Apple Entering Video Games Console Market? Not Likely.

by Aaron Wright Dec 06, 2006

Let’s be honest, there’s barely enough room in the video games console market for the three companies already present there, Nintendo, Sony and Microsoft, so why would Apple want to stick their noses in?

In an article recently published on Apple Insider, Prudential analyst Jesse Tortora says that there is indication via a series of checks that Apple Computer has hired video game designers and may be entering the video games [console] market. What that really means is that Apple hired a couple of guys/gals with previous games development experience to either work on future operating systems for the Macintosh platform or to develop some snazzy but rather pointless games for the iPod. And his version of “may” is actually just a premonition that Apple could have the ability to delve into the games market now that they’ve acquired a few gamer geeks.

You see if Apple did ever enter the games console market, they’d either have to do something so innovative that it puts Nintendo to shame (and I’m sorry but Nintendo are the innovators of video games and console) or lose untold amounts of money invested in the graphics whilst playing catch up to Microsoft and Sony.

At present I believe there’s only room for two console giants in the market, one of those being Nintendo with their revolutionary ways, the other place being fought out by Microsoft and Sony. SEGA were once a part of that clan where Microsoft now lay but prefer to stick to simple and boring games that were popular twenty years ago and no longer create consoles.

Apple has always been known as a hardware company, creating some of the most beautiful computer units known to humanity, if not the most beautiful. They make some pretty amazing software as well, with an award winning operating system (it has won awards, right?), but it’s the hardware that has made Apple so incredibly rich. On the other hand, it’s also known that the games console market is the complete opposite of that, with sales of every piece of hardware losing money (in order to compete you understand) whilst the giants rely on profit made from games – Halo being a huge seller for Microsoft and Final Fantasy for Sony. So how would a company such as Apple Computer fit into this?

The answer? They wouldn’t.

Why would Apple want to change what they are first and foremost about, hardware, and rely on software alone to make their money? The only way I can see them developing consoles and making money on each one sold in order to compete is to produce that console at a cheap price, which would most likely mean dirt-cheap parts. Asking Apple to produce ‘cheap’ is like asking Microsoft to develop something of quality (other than the Xbox 360); it isn’t going to happen folks.

So these game developers?

Exactly that, they’re games developers. Apple already has a ‘console’ that is both profitable and world renowned, it’s called the Macintosh and it comes in many forms. Although I personally see these developers coding some iPod games or perhaps some part of a future operating system, there’s also the possibility Apple will just create a game or two, possible for other consoles, just to see if it’s worth their while going down that route. Even then that would be going against what Apple stand for, but it’s more likely than them creating a computer console that will lose them millions of dollars.

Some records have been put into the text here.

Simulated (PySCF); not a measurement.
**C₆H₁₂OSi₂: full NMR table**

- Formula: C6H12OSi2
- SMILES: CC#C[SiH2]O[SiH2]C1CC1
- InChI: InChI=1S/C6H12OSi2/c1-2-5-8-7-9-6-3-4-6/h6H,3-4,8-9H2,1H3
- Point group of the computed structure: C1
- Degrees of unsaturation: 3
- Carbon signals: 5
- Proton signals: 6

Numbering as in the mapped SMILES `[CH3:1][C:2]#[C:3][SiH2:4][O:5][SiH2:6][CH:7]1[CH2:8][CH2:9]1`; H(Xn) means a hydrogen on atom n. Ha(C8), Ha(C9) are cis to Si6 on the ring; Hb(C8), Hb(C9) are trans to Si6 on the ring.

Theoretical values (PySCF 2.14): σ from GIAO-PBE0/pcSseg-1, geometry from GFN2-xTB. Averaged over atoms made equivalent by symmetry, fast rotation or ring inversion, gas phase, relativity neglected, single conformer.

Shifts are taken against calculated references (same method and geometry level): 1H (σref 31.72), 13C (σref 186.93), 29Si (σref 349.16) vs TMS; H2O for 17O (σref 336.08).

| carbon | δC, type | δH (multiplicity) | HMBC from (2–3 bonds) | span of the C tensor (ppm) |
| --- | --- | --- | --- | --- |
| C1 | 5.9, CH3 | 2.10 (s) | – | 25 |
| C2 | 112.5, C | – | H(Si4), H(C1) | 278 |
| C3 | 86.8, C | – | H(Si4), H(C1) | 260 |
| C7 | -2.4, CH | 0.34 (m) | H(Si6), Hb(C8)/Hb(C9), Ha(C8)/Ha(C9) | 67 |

So what’s your view? Do you think Apple would and could create a profitable computer console? Are these games developers doing exactly what I’ve just said, coding future operating systems or maybe developing a couple of iPod games? Or are they going to develop their own games to play on other computer consoles, such as the PS3 and Xbox 360?


  • FYI: Nintendo has made money on each and every piece of hardware it’s ever sold.  That is, they don’t sell it at a loss.  I doubt the Virtual Boy made them much money, but on a per unit basis, a portion of that 179.95 USD was profit.

    This is not neccesarily the case, while it may be that they do not sell units “at a loss”, meaning the parts cost more then the price of the unit, they still have to recoup R&D costs like everyone else.

    Also, Chickenitz, while you criticize MS’s “gigantic controller”, the Xbox controller is generally regarded as the best of the major console’s (unless you count the Wii), the real problem with the Xbox was it’s gigantic case.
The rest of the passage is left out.